There seems to be some cognitive dissonance, or maybe just a lack of understanding. Like hitting your face with a skillet and then wondering why your nose is broken.
As part of a concession statement following his defeat in the 3rd District congressional race, Joe Kent wrote:
“I promised during the campaign that I would accept the outcome of the election, now definitively determined as the recount has concluded. This morning, I called my opponent to concede and offer my congratulations on her victory. …
“In this loss is an important lesson. We’ve identified over eighty-one thousand Republicans who did not vote in the General Election. Democrats have taken full advantage of ballot harvesting laws in Washington state, but Republicans lag far behind.
“We cannot continue to lose the voter turnout battle. Our party must adapt and I look forward to helping lead this change.”
A couple things stand out. One is that Kent acknowledged reality and conceded. After he built a political name for himself by echoing Donald Trump’s lies about the 2020 presidential election, this was not a given.
A concession or lack thereof does not change the outcome of an election, and it is a sad commentary that we should laud a losing candidate for admitting they lost. But such is modern politics.
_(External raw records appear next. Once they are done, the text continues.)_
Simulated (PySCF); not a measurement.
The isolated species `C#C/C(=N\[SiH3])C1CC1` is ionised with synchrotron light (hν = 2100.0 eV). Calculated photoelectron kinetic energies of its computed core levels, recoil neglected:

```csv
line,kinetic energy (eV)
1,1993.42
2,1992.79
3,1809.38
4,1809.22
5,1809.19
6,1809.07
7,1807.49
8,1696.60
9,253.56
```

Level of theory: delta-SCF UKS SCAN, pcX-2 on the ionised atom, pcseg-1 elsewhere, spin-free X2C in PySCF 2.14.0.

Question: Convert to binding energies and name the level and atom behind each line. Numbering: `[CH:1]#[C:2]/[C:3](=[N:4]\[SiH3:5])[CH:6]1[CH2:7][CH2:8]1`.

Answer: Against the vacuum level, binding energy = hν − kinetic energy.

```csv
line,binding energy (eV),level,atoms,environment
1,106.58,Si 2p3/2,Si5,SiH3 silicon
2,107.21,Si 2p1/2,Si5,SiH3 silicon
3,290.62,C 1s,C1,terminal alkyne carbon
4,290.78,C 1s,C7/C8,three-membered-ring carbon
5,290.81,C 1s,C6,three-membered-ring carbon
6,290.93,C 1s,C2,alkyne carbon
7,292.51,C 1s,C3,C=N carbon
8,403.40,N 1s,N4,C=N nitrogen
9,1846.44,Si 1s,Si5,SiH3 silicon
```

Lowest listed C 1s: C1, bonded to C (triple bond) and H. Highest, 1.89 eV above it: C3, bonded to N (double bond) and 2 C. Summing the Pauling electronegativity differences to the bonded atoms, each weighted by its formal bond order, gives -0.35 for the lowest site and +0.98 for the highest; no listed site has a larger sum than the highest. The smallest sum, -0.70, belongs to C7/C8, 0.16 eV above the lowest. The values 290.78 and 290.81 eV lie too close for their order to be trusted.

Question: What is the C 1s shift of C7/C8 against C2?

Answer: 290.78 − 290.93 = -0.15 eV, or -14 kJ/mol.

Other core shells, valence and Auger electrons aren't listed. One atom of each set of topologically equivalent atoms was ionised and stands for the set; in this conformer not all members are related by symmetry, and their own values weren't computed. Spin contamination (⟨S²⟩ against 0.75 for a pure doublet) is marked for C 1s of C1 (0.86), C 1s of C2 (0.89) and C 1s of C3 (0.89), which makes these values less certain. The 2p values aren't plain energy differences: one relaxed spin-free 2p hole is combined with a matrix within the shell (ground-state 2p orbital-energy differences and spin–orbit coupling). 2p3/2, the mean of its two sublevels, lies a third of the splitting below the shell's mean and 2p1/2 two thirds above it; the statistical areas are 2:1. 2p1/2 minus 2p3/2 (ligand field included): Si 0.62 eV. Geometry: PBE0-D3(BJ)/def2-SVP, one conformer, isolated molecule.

The more interesting part of Kent’s statement, however, involves voter turnout. It’s not clear how Kent’s campaign identified 81,000 Republicans who did not vote in the general election; Washington has voters, not Republicans or Democrats, because we don’t register as one or the other. But maybe Kent is better at math than I am.
Indeed, in the primary election, five Republican candidates culled 64.77 percent of the vote. That certainly made it appear that Kent had the edge in the general election against Democrat Marie Gluesenkamp Perez, but it ignores the fact that his pandering to the extreme fringe of his party likely turned off a lot of mainstream Republican voters.
With the extremists being the most visible members of the Republican Party and with moderates being dismissed as RINOs, the party has erected an ever-shrinking fence around its base.
Democrats have extremists, as well. But when the party was facing an existential crisis, it embraced normalcy in the form of Joe Biden; Republicans piled onto the Trump zeppelin, which always has been one spark away from exploding.
So maybe one reason Republicans didn’t vote is that Kent was more focused on national celebrity than dealing with issues that impact his district.
But another reason has to do with the dissonance, and that is solely a Republican problem. For two years, voters have been told that elections are rigged, that voting doesn’t matter, that fraud is rampant. They have been told that vote-by-mail is open to chicanery and that vote counts can’t be trusted.
Those are lies, of course, trumpeted by a charlatan, but some people believe them. And the people most likely to believe them are the people Kent needed to vote.
In the end, Kent was a victim of the philosophy he chose to embrace. In 2021, for example, Trump declared, “If we don’t solve the Presidential Election Fraud of 2020 (which we have thoroughly and conclusively documented), Republicans will not be voting in ’22 or ’24. It is the single most important thing for Republicans to do.”
It is not clear whether that was a threat or a promise. And it is not clear how many would-be Republican voters took it to heart. But if you spend two years telling people their vote doesn’t count, they are less likely to partake.
Which brings up the most important facet of Kent’s statement. He is right about Republicans needing to adapt, but he is wrong about the direction.
Because rather than focusing on specious culture wars or repeating lies about election fraud, the solution is rather simple. Republicans could try supporting policies that the American public actually likes. That’s better, after all, than smacking yourself in the face and wondering what went wrong.